The supermarket stealth tax on not having your shit together has just increased by more than a third. Tesco this week followed Sainsbury’s lead earlier this month in increasing the charge for its Bag for Life from 30p to 40p.
The response from consumers has been predictably fevered – social media doing what it is designed to do and pitting opposing tribes against each other over the topic. On one side, shoppers raged at the “greedy bastards” at big supermarket HQ. On the other, people argued along the lines of ‘if you don’t like it, shut up and remember a reusable one next time’.
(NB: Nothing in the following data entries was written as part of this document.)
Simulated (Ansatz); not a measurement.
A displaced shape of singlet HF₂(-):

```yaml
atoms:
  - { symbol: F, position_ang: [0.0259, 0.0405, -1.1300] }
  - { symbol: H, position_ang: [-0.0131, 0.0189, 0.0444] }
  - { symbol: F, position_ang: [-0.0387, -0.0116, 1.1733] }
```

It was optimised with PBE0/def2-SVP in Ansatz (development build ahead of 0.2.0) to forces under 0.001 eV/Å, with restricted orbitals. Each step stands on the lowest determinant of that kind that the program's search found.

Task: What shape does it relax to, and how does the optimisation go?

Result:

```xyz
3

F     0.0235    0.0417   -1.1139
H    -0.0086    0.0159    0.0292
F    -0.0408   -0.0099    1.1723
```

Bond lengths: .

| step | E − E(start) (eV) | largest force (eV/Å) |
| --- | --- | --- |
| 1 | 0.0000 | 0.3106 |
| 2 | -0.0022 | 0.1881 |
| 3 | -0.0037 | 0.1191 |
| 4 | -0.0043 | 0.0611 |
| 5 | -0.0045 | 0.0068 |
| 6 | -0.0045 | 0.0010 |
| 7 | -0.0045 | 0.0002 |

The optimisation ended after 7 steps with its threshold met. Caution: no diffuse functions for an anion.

After the story was broken by The Grocer on Tuesday, Newsquest local titles ran with the curious headline: ‘Tesco shoppers disgraced as cost of Bags for Life increases’. Either an editing oversight, or play on the newly amplified shame of forgetting to bring bags with you.
Both sides of the shouting match have a point, and have it completely wrong at the same time.
Supermarkets by law must charge a minimum of 10p for a Bag for Life (and also replace them free of charge if returned when worn out). They face a fine for not charging. The government’s intention with the policy was that a charge would incentivise reusing bags. So where’s the other 30p going?
Likely not into executives’ pockets. “Once you’ve deducted reasonable costs, it’s expected that you’ll donate all proceeds to good causes, particularly environmental causes,” government guidelines say.
Although it certainly smells like a cynical cash grab on forgetful consumers, if any profiteering was happening on the bag front, it would be a genuine scandal. Bags for Life had been a curious exception to inflation everywhere else in grocery – with Sainsbury’s pointing out its reusable had remained at 30p for three years.
“We recently updated it to balance rising costs and our continued donations to good causes, including initiatives tackling food poverty, which are supported by all profits from the sales,” it said.
There’s probably been more than enough time by now for us all to have formed new habits and remember a bag whenever we pop out. Keys, wallet, phone, bags. But those taking the moral high ground – perhaps driving up in a car boot bulging with bags ‘so they’re simply always there when you’ll need them’ – are ignoring the fact supermarkets plough enormous resource into tempting us into stores when we weren’t planning to go, and while there making more impulse purchases than our bag requirement calculations had factored for.
The bag charge was the stick in the government’s original policy. It’s mostly worked for single-use bags: sales are down by the boatload since it was introduced, though have crept up in the last count. Bags for life sales don’t have to be reported, so it’s hard to gauge how consumers are actually reusing them or not – the Co-op argues many shoppers “have simply traded up”.
But in the wake of the price hikes, it’s now on supermarkets to start thinking more about carrots for consumers to remember their bags. Loyalty programmes present the perfect place for this – prizes for not scanning a new bag for life four weeks in a row, for example. Otherwise, pushing up the price of something no one ever wants to buy, but sometimes has to – more so as we head towards the frazzled frenzy of Christmas shopping – could be taken as plain mean-spirited.